Bonhoeffer the Assassin? Challenging the Myth, Recovering His Call the Peacemaking, by Mark Thiessen Nation, Anthony G. Siegrist, and Daniel P. Umbel. Foreword By Stanley Hauerwas.
A Book Review
By Steve Hickey, University of Aberdeen
An intentionally controversial book, as the subtitle suggests, Bonhoeffer the Assassin? by Nation, Siegrist and Umbel is an attempt to challenge what the authors view as an unfortunate but pervasive myth; that by the end of his life Dietrich Bonhoeffer had retreated from his earlier held pacifist convictions in participating directly in plots to assassinate Adolf Hitler. As Bonhoeffer scholars from within the Mennonite tradition, and each deeply committed to pacifism, it could be assumed this book is another biased attempt by yet another group to hijack the Bonhoeffer legacy and turn him into an endorser of their own ideals. Though there is the uncomfortable suspicion of such a subjective vantage point, and some truth to it, the book does challenge long-assumed claims of a compromised Bonhoeffer with some measure of good reason and scholarship.
Siegrist and Umbel are former students of Mark Nation and have each contributed two chapters in the second half of the book devoted to development of Bonhoeffer’s ethic. Nation begins the book himself with three biographical chapters providing a general orientation to the movements, associations and involvements of Bonhoeffer in the Church Struggle. Even more importantly this biographical section provides a closer look at what we actually know and do not know about Bonhoeffer’s time working for the Abwehr, and his remote connections to any conspiracies to stop Hitler, or assassinate him.
The more ill-informed of Bonhoeffer fans today may think any and all working for the Abwehr were resisters however Nation documents that of the 13,000 who worked at the Abwehr, only fifty were known to be connected to the resistance, barely four percent (p. 74). And of the known forty-two separate plots to kill Hitler, only five could have had any possible connection to Bonhoeffer. In taking time to review those five, Nation documents that there were only two of which Bonhoeffer may have been even aware. Drawing from Dramm’s Bonhoeffer and the Resistance, anyone who includes Bonhoeffer in these efforts “greatly exaggerates Bonhoeffer’s role and importance in the resistance.” Nation says “I believe this is Dramm’s way of saying there is not a shred of evidence that Bonhoeffer was linked in any way to these attempts of Hitler’s life” (p. 86).

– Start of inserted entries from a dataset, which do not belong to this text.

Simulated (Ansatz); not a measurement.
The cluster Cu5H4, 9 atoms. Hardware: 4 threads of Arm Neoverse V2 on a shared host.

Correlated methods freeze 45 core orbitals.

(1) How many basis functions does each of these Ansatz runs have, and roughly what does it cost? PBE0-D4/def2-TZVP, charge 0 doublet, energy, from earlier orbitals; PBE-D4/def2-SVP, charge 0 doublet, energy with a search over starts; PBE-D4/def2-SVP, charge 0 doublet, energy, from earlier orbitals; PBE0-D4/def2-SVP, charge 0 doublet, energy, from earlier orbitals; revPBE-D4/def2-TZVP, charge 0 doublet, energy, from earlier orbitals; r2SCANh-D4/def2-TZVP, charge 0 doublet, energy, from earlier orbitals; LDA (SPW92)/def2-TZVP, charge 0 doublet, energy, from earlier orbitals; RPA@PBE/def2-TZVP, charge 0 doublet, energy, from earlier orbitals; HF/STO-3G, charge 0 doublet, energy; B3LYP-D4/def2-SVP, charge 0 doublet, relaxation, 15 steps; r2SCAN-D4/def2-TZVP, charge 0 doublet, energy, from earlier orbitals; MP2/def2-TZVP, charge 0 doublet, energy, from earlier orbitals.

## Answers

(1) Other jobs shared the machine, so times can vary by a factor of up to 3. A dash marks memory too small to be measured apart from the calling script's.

Bonhoeffer is presented as a chaplain of sorts to the resistance, a spiritual advisor and pastoral counselor providing mental support, not so much moral support or justification (p. 82). In other words, he was in no way an assassin or even an accomplice of one. We are reminded his arrest was because of the role he played in the rescue of fourteen Jews, not because of any connection to assassination attempts. Regardless of the position one takes on the bias of this book, it importantly underscores the point that we are not as sure as we thought we were how directly Bonhoeffer was involved.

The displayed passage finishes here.